FSA fines broker
The UK's financial regulator, the Financial Services Authority, recently decided to fine a mortgage broker dealing with equity release mortgages, claiming that it had found 'persistent record keeping failures and systems and controls deficiencies' during investigations into the firm.
The Minel Group, based in Newcastle Upon Tyne, was fined £10,500 by the Financial Services Authority following the investigation over the mis-selling of these lifetime mortgages, and was also told to review the sale of equity release mortgages between November 2004 and December 2005, issuing compensation to customers that had lost money through the mis-selling of these mortgages.
The Minel Group deals primarily with buy to let and commercial mortgages. Although it offered advice and services in the equity release mortgage market the Financial Services Authority claims that the company did not have adequate procedures in place and was unable to offer quality advice in relation to these equity lease mortgages. This is the first time such action has been taken against a lifetime mortgage broker by the FSA.

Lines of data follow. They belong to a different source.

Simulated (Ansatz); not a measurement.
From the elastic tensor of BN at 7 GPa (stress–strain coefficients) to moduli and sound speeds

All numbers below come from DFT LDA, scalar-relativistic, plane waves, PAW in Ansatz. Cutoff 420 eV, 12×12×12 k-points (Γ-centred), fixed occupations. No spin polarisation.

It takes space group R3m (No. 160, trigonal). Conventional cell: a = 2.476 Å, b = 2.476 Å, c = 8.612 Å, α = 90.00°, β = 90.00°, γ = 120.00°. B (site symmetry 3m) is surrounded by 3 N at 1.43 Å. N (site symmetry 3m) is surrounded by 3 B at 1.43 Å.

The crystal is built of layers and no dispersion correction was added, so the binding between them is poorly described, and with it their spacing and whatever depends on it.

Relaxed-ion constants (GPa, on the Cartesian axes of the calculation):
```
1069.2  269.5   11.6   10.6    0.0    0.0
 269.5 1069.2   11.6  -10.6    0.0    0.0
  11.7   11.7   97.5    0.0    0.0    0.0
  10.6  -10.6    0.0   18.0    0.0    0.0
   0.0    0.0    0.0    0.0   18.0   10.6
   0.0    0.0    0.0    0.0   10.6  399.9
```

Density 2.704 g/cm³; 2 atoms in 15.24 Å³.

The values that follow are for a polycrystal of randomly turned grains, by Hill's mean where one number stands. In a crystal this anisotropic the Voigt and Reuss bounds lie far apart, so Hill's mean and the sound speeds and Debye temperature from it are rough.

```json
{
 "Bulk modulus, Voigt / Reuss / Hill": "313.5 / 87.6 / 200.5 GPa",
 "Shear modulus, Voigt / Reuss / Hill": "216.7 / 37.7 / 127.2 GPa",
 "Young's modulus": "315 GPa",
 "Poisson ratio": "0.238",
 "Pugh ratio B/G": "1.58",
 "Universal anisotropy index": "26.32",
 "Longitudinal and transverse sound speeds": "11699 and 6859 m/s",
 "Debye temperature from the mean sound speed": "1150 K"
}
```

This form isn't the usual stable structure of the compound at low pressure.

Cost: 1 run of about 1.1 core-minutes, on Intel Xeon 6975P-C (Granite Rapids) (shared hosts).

One FSA official stated: 'We remain concerned about higher risk products like lifetime mortgages, and the FSA has been monitoring this aspect of the market since mortgage regulation began. Firms must have appropriate systems and controls in place to ensure that suitable advice is given on these products even where, as in this case, a firm is writing low volumes of business.'
She added: 'This is the first time we have taken such action against a lifetime mortgage adviser, and the combination of a fine, a past business review, and ceasing all lifetime mortgage business should leave firms in no doubt that the FSA will hold them to account if they fail to treat their customers fairly.